Nuclear waste dump in N.M. takes in first large shipment in years

CARLSBAD, N.M. (AP) – The U.S. government’s only underground nuclear waste repository has taken in its first large shipment in six years, after a process that involved recertification and retraining of workers.

The shipment using a special large cask known as a Transuranic Package Transporter Model 3, or TRUPACT-III, came from the Savannah River Site in South Carolina.

The large casks are 14 feet tall, more than 8 feet square and weigh about 25 tons. That’s more than double the weight of the containers typically used to ship to the Waste Isolation Pilot Plant.

The larger containers accelerate the pace of cleanup at federal sites across the U.S. Energy Department’s complex and reduces safety risks to workers, officials said.
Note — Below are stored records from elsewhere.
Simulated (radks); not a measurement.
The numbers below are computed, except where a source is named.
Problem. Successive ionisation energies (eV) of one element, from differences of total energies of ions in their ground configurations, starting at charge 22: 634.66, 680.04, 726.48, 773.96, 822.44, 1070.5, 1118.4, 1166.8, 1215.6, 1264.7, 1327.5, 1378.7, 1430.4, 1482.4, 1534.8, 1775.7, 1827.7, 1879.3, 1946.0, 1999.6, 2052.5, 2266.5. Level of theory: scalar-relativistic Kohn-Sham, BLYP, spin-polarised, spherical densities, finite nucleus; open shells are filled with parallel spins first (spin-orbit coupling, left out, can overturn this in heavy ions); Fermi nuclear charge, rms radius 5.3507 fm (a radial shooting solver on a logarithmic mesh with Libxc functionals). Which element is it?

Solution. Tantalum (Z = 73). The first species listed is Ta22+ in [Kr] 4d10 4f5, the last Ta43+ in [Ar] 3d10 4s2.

To get the equipment in working order again, officials said an automated transporter that the cask rides atop was overhauled, and workers were retrained in its use. A payload transfer station where large boxes are pulled from the cask and transferred to a pallet for processing also was repaired.

The first TRUPACT-III came to the repository in 2011 – a dozen years after the facility opened to begin taking the nation’s defense-related waste. TRUPACT-III shipments were halted after a truck fire and unrelated radiological release forced the temporary closure of the repository in 2014.